Douglas County laying groundwork for debt to fund jail expansion; plan won’t need voter approval
photo by: Mike Yoder
The Douglas County Commission soon will get details of a new county jail expansion plan that could commit future commissions to annual bond payments of up to $2.9 million, even though the plan wouldn’t require a vote of the public.
Details of what Undersheriff Gary Bunting will recommend for the jail and its cost are not yet known. After Bunting gave a presentation last month on current jail conditions with a recommendation against installing temporary modular units, the County Commission asked him to return with a preliminary jail expansion plan this month. Assistant County Administrator Sarah Plinsky said last week that Bunting’s presentation was not yet scheduled to go before the commission.
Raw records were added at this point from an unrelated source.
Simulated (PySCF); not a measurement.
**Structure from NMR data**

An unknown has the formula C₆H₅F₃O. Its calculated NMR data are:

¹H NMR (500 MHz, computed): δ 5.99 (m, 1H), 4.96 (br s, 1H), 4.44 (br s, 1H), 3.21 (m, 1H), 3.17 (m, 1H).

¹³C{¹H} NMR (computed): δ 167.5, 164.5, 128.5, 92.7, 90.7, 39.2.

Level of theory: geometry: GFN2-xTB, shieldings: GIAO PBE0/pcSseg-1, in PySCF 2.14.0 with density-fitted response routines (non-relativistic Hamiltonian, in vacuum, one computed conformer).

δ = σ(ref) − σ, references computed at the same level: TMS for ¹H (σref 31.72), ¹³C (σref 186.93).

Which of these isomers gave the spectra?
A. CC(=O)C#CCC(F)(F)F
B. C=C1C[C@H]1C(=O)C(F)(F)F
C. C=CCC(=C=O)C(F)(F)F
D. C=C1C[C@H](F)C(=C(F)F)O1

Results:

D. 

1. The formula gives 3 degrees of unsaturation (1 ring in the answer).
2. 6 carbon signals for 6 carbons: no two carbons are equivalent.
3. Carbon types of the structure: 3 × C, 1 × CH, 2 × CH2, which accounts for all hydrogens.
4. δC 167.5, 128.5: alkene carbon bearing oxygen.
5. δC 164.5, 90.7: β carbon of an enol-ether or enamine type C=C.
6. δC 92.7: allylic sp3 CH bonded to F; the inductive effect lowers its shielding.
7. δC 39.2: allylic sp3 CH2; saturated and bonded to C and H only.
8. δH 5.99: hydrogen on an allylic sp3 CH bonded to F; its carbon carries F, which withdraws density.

Commissioners have said the expansion would not be as comprehensive as the $44 million, 178-bed expansion county voters rejected in May with the defeat of Proposition 1. Commissioners have not put a dollar amount to how large the expansion could be; however, $2.9 million for annual debt payments would be enough to finance tens of millions of dollars worth of improvements, if commissioners chose to do so. For comparison’s sake, the $44 million expansion rejected by voters was scheduled to be paid for with a $3 million per year debt payment for 20 years.
What commissioners have said is that they want a new jail expansion to reflect their priorities of finding sustainable solutions that:
• Provide enough beds to end the need to “farm out” 60 to 80 inmates daily to the jails of other counties.
• Provide space needed for re-entry and work-release programs.
• Allow room to properly separate inmates of different security classifications.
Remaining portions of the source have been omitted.